We visit an office supply store to buy pens: Made in China. We order cleaning products: Made in Vietnam. We try on a new pair of sneakers: Made in Indonesia. We browse new cell phones and computers: Made in China, Made in China.
The issue is not where these products are manufactured, it's under what conditions. It is no secret that manufacturing in places with inexpensive labor and lax regulations causes a negative economic, cultural and environmental ripple across the globe. The news is full of these disasters -- factory fires and mass deaths, suicides and more.
Yet, we live in a society where it is not always easy to find products that are made any other way -- even if we are incredibly conscious about what we are buying. Why do I go to Fairway and find "organic" broccoli that is a "product of China"? Can I even believe it? What makes this viable?
My tenure as a business owner in the furniture industry, which is flooded with poor quality knockoffs, copies and counterfeits, has given me even more reason to focus on the impact that the choices my organization makes globally -- now and into the future.
What is more disturbing than knock-off products and cheap materials, is what goes on behind the scenes, as it is easy to turn a blind eye. High quality products that are finished individually, with care by craftsman, are the result of manufacturers' policies that support good working conditions and fair pay. The "behind the scenes" is what we look at, and why we visit the factories we buy from.
The shiny appeal of lax regulations and cheap labor has charmed far too many firms, persuading them to send their manufacturing operations to places like China. The working conditions are night and day. In my own company, the products are made in Italy by salaried employees that receive vacation time (even too much vacation time!) holiday time off, maternity leave, healthcare, production bonuses, bathroom breaks, lunchtime -- and a real life outside of work. We support manufacturers that employ workers with 35-40 hour work weeks, employees with families and kids in school, religious affiliations, hobbies and social groups -- all the things that make a life worth living. It's not about 80 to 100 hour work weeks with a "life" crammed into a dorm room on the manufacturing campus. When purchasing products that are manufactured in this system, the consequence extends beyond just saving a few dollars -- it means supporting a culture of long hours and low pay and, in the extreme, human rights violations. And don't tell me this is all part of how a poorer nation industrializes and moves its population into the middle class!

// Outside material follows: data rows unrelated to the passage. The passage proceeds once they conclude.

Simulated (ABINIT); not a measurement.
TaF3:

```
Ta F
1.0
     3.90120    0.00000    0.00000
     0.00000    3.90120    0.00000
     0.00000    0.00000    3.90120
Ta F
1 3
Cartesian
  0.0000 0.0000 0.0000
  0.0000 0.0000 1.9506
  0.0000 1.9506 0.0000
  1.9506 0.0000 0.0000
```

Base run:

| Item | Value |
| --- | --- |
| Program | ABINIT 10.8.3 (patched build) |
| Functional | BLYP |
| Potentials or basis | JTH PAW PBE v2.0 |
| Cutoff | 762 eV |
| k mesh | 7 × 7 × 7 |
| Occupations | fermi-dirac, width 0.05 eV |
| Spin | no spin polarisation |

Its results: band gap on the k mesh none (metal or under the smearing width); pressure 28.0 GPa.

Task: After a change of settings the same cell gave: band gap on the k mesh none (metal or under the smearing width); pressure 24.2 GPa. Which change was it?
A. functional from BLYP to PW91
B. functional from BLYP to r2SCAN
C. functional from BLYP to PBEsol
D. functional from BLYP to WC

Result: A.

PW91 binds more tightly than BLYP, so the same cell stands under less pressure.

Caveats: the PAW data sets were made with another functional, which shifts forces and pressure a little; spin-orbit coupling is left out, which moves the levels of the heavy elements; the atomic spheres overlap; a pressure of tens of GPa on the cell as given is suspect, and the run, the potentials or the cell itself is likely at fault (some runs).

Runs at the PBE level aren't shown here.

Employees are not the only ones that benefit from a fair and responsible manufacturing model. The knowledge, experience and loyalty of the workers and craftsman are cultivated this way, and this is a crucial fact for the success of our products and our organization as a whole. We believe so strongly in the quality and longevity of the furniture, that we offer a lifetime warranty. This quality has been created as a result of supporting labor appropriately. These things go hand-in-hand, and are not separable to us.
50 years of design and engineering has gone into the products we import from Italy, and because we are so reliant on the skill and responsibility of the labor there, there are no short-cuts available in the production process, so it is something a smaller scale business like ours cannot make happen in China, and something we don't want to do.
Apart from the economic and cultural impacts of irresponsible manufacturing, the not-so-tiny elephant in the room is the environmental impact. We have all seen the shocking photos of major manufacturing hubs with such heavy pollution that they have become almost uninhabitable. It is easy to take the "out of sight, out of mind" approach when you are half a world away, looking up at a blue, cloudless sky. But the reality is that every day the conditions worsen due to choices that humans -- thousands upon thousands of miles away -- are making. And every day the effects resonate closer to home.
Pollution isn't like Las Vegas -- what happens in the Gansu Province, doesn't necessarily stay in the Gansu Province.
An Italian colleague of mine just came back from Beijing. He was visiting New York on his way back to Italy, and he said that, not only couldn't he breathe in the city, but he could taste gasoline exhaust in every bite of food. We all know how Italians are about their food, but he insisted it was no exaggeration.
For me, this comes down to the concept of exchange. What do I give and what do I get in return? What is my exchange with the factory? What is my exchange with my employees, with their families, friends and with the environment? What is my exchange with my customers and the world at large, the planet and mankind? I ask my customers to pay more for the furniture than if it were made in China, but what do I give them? I give them a lifetime warranty, a cleaner planet, more sustainable use of raw materials, a better use of their space and a long term relationship with my company.
Selling trustworthy products is much more important than any potential profits that could be made by taking shortcuts. A company is a shared responsibility and a contract between employees and owners -- it is not diminishing people to simply "capital" to be spent. We should be asking ourselves the short term questions of: "Would I trust this product around my children?" "Would I be okay with my mother working in this factory?" and also the more long-lasting question of: "What kind of world am I creating for my children?"